HC Deb 11 March 1853 vol 125 cc34-6

presented a petition from Robert Edmund Bower, then in the custody of the Serjeant at Arms, for having refused to take an oath, or make a declaration, previously to tendering his evidence before the Committee appointed to try the merits of the petition presented against the return of Sir Alexander Cock-burn for Southampton. The Petitioner prayed the House either to let him make an affirmation before the Committee which shall be binding on his conscience, or to set him at liberty. He would now move that the Petitioner be discharged from custody, without payment of fees. It might perhaps be proper to say a few words in explanation of the circumstances under which this person was placed in custody. On Wednesday morning, he (Mr. Herbert), as Chairman of the Southampton Election Committee, felt it his duty to report Bower's conduct to the House. Bower's refusal to take an oath or make a declaration took place on Tuesday, and the Committee then felt that they were justified in putting their powers with regard to witnesses in execution, by ordering Bower at once to be placed in the custody of the Serjeant at Arms. But, from everything that had taken place, the Committee believed that Bower had bonâ fide a conscientious scruple to taking an oath or making a declaration; and even if Bower had not presented this petition, the Committee would have asked the House to consent to his release. He (Mr. Herbert) might add that the case for the petitioners had closed, and that their counsel had stated that he had no wish to keep the man in custody. There could, therefore, be no earthly purpose why Bower should remain any longer in custody.

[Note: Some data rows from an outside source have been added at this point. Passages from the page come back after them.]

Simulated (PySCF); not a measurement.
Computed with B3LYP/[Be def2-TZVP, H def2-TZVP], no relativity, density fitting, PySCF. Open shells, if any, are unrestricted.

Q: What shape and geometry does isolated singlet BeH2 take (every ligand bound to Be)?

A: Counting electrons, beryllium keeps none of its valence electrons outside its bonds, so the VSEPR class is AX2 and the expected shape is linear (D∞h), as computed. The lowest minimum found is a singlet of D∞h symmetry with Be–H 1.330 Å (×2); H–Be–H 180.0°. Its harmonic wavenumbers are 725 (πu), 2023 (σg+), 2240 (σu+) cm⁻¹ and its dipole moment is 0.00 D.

said, he did not rise for the purpose of objecting to the Motion, but rather to call the attention of Her Majesty's Government to the extremely unsatisfactory state of the law on the subject. His remarks were not intended to apply exclusively to the proceedings of Select Committees of that House. By the present state of the law there were provisions for relieving certain persons from taking oaths. The persons so privileged were Quakers, Moravians, (as well as persons who had been either Quakers or Moravians), and the sect called Separatists. He did not pretend to know what were the distinguishing characteristics of that sect. Now, when it happened that a witness presented himself to give evidence in a Court of Law, who did not belong to any of the religious bodies just named, but who, like them, had an objection to taking an oath, the Court was obliged to commit him or dispense with his evidence. He thought it would be extremely desirable to give Courts of Law in such cases power to receive evidence on affirmation. Of course, if it was believed that a witness pretended to have a conscientious scruple to taking an oath, merely with the view of evasion, no one would sympathise with him if he were committed by the Court.

Ordered—" That Robert Edmund Bower be discharged out of the custody of the Serjeant at Arms attending this House, without payment of fees; and that Mr. Speaker do issue his warrants accordingly."


observed, that the Motion of Mr. Herbert included exemption from payment of fees by Bower.

It was then agreed that Bower should be released without being subjected to costs.